There is one thing about this thread that bothers me. You are communicating about him, whithout him.
You seem to worry about the museum, but you seem to worry about that person as well, that is a positive point.
Stop the procedural talking ( although it can be an effective way of problem solving) and let him read these treads and speak with him ( don't talk to him)Show him that this situation bothers you and you would like a pleasant way out. If this doen't work ( try it more than one time) use the harder options as suggested by the others
Henning 4148
12-01-2005, 02:53 PM
Ok, some more thoughts:
The first of the two meetings (the one under 4 eyes) must take place on his ground. Either his shed or his bar or his flat, whatever. You want something from him - he is voluntary, you want him to stop writing bad about others, so you got to go to him, tough though it may be.
Also - you will need to be prepared to spend whatever time it takes to get his commitment / promise. Wherever the discussion goes (and you will have to let it drift, you need to spend time with him) - eventually bring it back to the harbour, that it is important to you, that he is harming it and that you want his promise to stop that. Acknowledge his good other work. But eventually come back to the point - that you want his commitment to stop writing bad about others in the "club".
The second meeting also has to take place on their ground - again it may be difficult. But you are the leader, you have to face it. Again you will have to be prepared to spend a lot of time on the topic without giving up until you get the commitment.
My 5 cents.
uncas
12-01-2005, 03:02 PM
I guess...I may be coming in late here although I have read the posts...
Firstly...am I right understanding the following:
1) You are the manager
2) You have a board of Trustees
3) you allow individuals to do pretty much as they please as long as they follow the basic rules.
4) You have a guy that doesn't
5) Also have the same guy writing quips maligning the establishment...
Maybe I am really dumb...I would not bother mediating if the above is true...Kick the guy outta there...He is taking advantage of you...using you to his own purpose and agenda..
and thinking that well what the heck, they won't do anything to me...
Look at an analogy...You are the boss of a company...someone under you is not meeting the requirements of his job, or doing his job, and maligning you and the company behind your back....
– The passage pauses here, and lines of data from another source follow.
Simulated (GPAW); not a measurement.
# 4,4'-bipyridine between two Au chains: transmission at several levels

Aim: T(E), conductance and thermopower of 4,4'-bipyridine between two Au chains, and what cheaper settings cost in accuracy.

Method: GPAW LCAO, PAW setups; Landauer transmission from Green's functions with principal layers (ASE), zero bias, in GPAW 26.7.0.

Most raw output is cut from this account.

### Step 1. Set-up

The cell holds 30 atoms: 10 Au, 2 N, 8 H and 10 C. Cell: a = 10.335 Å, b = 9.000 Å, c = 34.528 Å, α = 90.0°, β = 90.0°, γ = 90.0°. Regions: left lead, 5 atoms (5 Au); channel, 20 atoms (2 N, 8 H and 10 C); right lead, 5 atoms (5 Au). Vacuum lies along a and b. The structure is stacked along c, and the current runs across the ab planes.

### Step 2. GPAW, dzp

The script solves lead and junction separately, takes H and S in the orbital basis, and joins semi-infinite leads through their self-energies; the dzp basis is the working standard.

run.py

What does one do when one is the head guy...Get rid of the idiot.
If I'm wrong I'm wrong...Just can't figure out what hold he has over you. As far as I can see, he has no hold over you...such as a contract etc.
ps...there are basic rules of behavior which most would want to follow in this situation...He is not doing so...Yes, I know he is old...but his continued presense will make future similar sitations harder to deal with..
So...I'm a bastard...Having been there...in situations similar to this, I know...
Don't let the guy set a precidence
[ 12-01-2005, 04:11 PM: Message edited by: uncas ]
Stiletto
12-01-2005, 03:34 PM
Uncas, it seems to me the 'hold' this guy has is the respect that Martin has for him because of the positive aspects of his membership, and Martin's desire to, and be seen to, treat him fairly.
In my view this dilemma is about personal relationships much more than beaureaucratic procedure.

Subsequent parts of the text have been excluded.